The fall climbing season in the Himalaya is starting to draw to a close. Most of the commercial teams have wrapped up operations for the year, and have now started for home. It has been a successful autumn on Cho Oyu and Manaslu, while Shishapangma has shut out all attempts thus far. But there are still a few teams still in the mountains, and they are continuing to make progress on their intended routes.

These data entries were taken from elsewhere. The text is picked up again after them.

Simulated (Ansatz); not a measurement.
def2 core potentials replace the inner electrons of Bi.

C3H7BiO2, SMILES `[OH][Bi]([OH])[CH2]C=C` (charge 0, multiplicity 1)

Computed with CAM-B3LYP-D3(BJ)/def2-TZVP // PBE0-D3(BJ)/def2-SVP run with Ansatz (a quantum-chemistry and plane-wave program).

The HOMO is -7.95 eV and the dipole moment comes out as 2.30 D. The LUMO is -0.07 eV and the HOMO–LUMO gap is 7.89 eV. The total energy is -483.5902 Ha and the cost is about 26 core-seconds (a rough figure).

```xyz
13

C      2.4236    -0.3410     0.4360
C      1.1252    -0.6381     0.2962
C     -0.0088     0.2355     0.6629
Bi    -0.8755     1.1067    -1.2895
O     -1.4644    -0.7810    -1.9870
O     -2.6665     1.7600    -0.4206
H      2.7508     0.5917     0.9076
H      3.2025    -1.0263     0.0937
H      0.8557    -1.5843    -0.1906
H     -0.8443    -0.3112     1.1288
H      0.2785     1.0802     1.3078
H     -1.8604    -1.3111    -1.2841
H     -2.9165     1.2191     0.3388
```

We’ll start today with the Korean squad that is attempting the South Face of Lhotse. The team has faced poor weather almost from the time they touched down in Kathmandu, but they continue to press ahead with their efforts none the less. Progress has been slow this season, but they are making the best of the situation. According to their most recent dispatch, they have now established Camp 2 at 6800 meters (22,309 ft), and they are working on constructing Camp 3 at 7500 meters (24,606 ft), although that has been a real struggle so far. The team is said to be in good spirits however, and the forecast is for improved conditions in the future. Hopefully this will allow them to push towards the summit in the days ahead.
Meanwhile, over on Makalu, the British tri-service team is back in BC for a much needed rest. They’ve been working the route along the Southeast Ridge for several weeks now, and have Camp 2 firmly in place at 6700 meters (21,981 ft). The squad spend several days there earlier in the week, and have now descended to recuperate and gain their strength. The plan is to begin shuttling more gear up the mountain over the next few days, and they are now eyeing a summit bid sometime after October 15.
Yesterday, a helicopter delivered some fresh supplies, including a new generator. Their previous model had been giving them problems, so they requested another one. This should provide the power they need to post dispatches more regularly.
The Madison Mountaineering team is also on Makalu, and have been making good progress since they switched routes over to the Northwest Ridge. Earlier in the week, they established C2 on that side of the mountain at 6464 meters (21,210 ft). According to their most recent dispatch, the weather has been good over the past few days. They expected to go up to Camp 3 yesterday, and then descend back to BC tomorrow for a rest. After that, they’ll be looking for a good weather window to go for the summit as well.
Chris Jensen Burke has wrapped up her Cho Oyu expedition with a successful summit last weekend. She’s now on her way home, but has started to post her thoughts on the climb. You can read the first part of her recap by clicking here. As usual, she provides good insights into what it is like to climb an 8000-meter peak, sharing her own personal experiences quite nicely. Definitely a good read for those who want to know more about these big peaks.
Finally, Bo Belvedere Christensen is pulled the plug on his attempt of Shishapangma. He had hoped to bag a second 8000-meter peak this fall, after successfully summiting Cho Oyu last week. But, as we’ve heard from a number of teams throughout the course of the season, the snow on Shisha is incredibly deep this year, and it has created unstable conditions, ripe for avalanches, near the summit. He’ll now return home as well.
That’s all for now. I’ll continue to post updates as they are warranted.